Atomic operation and variable access

Is it fair to say that if I have a kernel in which I perform an atomic operation (say an atomicAdd) on foo in global memory and later in the same kernel i read the value of foo, then I’m looking for trouble? It can be the other way too: reading foo and then atomically incrementing it.

I can imagine a situation when a thread from a block reads foo through a pointer while a thread from a different block, exactly at the dame time, is atomically operating on foo. While this could happen rarely, when it does the behavior i imagine it’s undefined.

Am i getting this right?

The behavior isn’t purely UB, in my opinion. However there is no particular guarantee of ordering unless you go to some lengths to impose it.

The behavior is that a read will get a value that was there before the atomic op, or else after the atomic op. Which one is undefined unless you go to some length to impose ordering (both execution barriers as well as visibility guarantees). (**)

We should distinguish the above from the behavior when a single thread is doing all the activity, which doesn’t seem to be what you are asking about.

Let’s be specific. Suppose location x has the value 100. Let’s suppose that one thread (A) is doing an atomic add to x of 1, and another thread (B) is reading x. Let’s also assume there is no other activity of any kind with respect to x.

B should expect read either 100, or 101. No other values should be expected/possible.

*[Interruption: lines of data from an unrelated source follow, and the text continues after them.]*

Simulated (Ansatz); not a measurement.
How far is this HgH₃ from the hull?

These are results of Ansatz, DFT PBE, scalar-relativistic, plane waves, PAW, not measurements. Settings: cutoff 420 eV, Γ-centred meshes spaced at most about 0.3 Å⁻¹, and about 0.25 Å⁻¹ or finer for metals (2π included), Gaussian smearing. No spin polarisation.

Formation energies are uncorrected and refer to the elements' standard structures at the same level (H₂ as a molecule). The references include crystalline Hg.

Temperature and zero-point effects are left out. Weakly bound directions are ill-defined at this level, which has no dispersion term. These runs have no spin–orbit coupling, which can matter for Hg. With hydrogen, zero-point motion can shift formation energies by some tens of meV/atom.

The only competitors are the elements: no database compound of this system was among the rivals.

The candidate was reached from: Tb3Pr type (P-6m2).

(**) using “undefined” here strikes me as obvious. Two unsynchronized threads may or may not see each other’s writes. I don’t think this concept is unique or specific to CUDA. But if you need to refer to that as undefined, so be it.

Robert - thanks for your input, I see it the same way, with one caveat.
Is there a distinction to be made between UB and a race condition? If i understand correctly your point of view, you are saying that the problem i described would lead to a race condition.

However, can it be UB, that is, worse than a race condition?
Here’s what i mean, perhaps you can help me see things straight.

Let’s say that the atomic op is on a 64 bit wide variable. Could it be that the first 32 bits are updated one clock cycle before the last 32 bits, whilst the read proceeds by first reading the last 32 bits and then the first 32 bits?

What you suggested in your post is that you can read a dog or a cat. I’m asking whether there can be a bad case when the variable i’m getting is part dog, part cat.

Thanks for your input. Much appreciated.

In the general (non-atomic) case, I would certainly suggest that you avoid the scenario where different threads are writing to locations that overlap but are of different sizes. That is a very complex scenario to unpack.

However in this case, I would trust the use of the word atomic here to be exactly what it implies. for a 64-bit atomic, that is an uninterruptable Read-Modify-Write operation, on a properly aligned (naturally aligned) 64-bit quantity.

At the moment, if one of the operations is an atomic, I’m at a loss to explain how you might observe something other than a dog or a cat. I don’t think it is possible.